While historically significant, none of White’s printed artifacts can match the rarest gems of his collection—a set of five vintage motion pictures filmed in Cliffside and the towns of Rutherfordton, Spindale and Forest City in 1937 and 1940.
“The five films that were made here during the Depression are a remarkable way to see how life was over a half-century ago,” says White. “More amazing is the fact that they might not even have existed today if I had not stumbled onto them by accident.”
A number of years ago, while he was helping to plan an anniversary celebration for Cliffside School, White, who is principal of the school, was approached by a local resident who encouraged him to recover and re-premiere film footage that had been shot in the town of Cliffside decades earlier.
The man informed White that during the 1930s a traveling photographer had visited Cliffside and had filmed the people of the community. The film was later premiered at the Cliffside Theater to packed audiences.
White’s search for the film ended in success. However, what he found was more than he ever imagined and the significance of his efforts has extended beyond the little town of Cliffside, to all of Rutherford County, the state of North Carolina, and to much of the Southeast.
“After some quick research and talking with as many people as possible who remembered the films, I was able to track down the film from the original cameraman, H. Lee Waters,” says White.
Out of the storage shed
“Waters allowed me to show the film at the anniversary celebration. Because the response to the film was so great, and because we had to show the film twice to a packed audience, Waters revealed to me while the footage was being projected onto the screen that numerous other films that he had made during the Great Depression existed.”
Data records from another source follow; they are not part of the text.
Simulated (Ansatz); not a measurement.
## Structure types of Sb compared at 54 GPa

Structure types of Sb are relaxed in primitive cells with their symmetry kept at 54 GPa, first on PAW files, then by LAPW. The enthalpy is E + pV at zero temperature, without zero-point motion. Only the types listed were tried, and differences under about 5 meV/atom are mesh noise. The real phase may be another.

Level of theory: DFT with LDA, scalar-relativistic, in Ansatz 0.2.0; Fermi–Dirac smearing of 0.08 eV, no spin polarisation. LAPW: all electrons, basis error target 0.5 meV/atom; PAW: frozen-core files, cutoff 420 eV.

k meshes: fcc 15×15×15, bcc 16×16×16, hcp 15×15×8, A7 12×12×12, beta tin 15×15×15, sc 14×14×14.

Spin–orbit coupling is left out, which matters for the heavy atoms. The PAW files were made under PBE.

White’s interest in the films led him to uncover virtually dozens of reels and thousands of feet of original footage (over 100 hours in all), stored in Waters’ car shed in Lexington. After negotiations, White secured all of the footage that Waters had shot in Rutherford County.
A portion of the remaining footage was acquired by Duke University, where it has been preserved and made available to historians as a rare example of life in the American South during the Great Deppression.
Films to stay here
“I have no interest in sending these fims to Durham to sit in a vault. I enjoy having them here where I can share them with the people of this county from time to time.” —Phillip White,
Film Collector “Duke University has contacted me in the past with an interest in obtaining the original 16 mm films that I have from Rutherford County, ” White says. “I appreciate their preservation activities and film restoration projects. But, I have no interest in sending these fims to Durham to sit in a vault. I enjoy having them here where I can share them with the people of this county from time to time.”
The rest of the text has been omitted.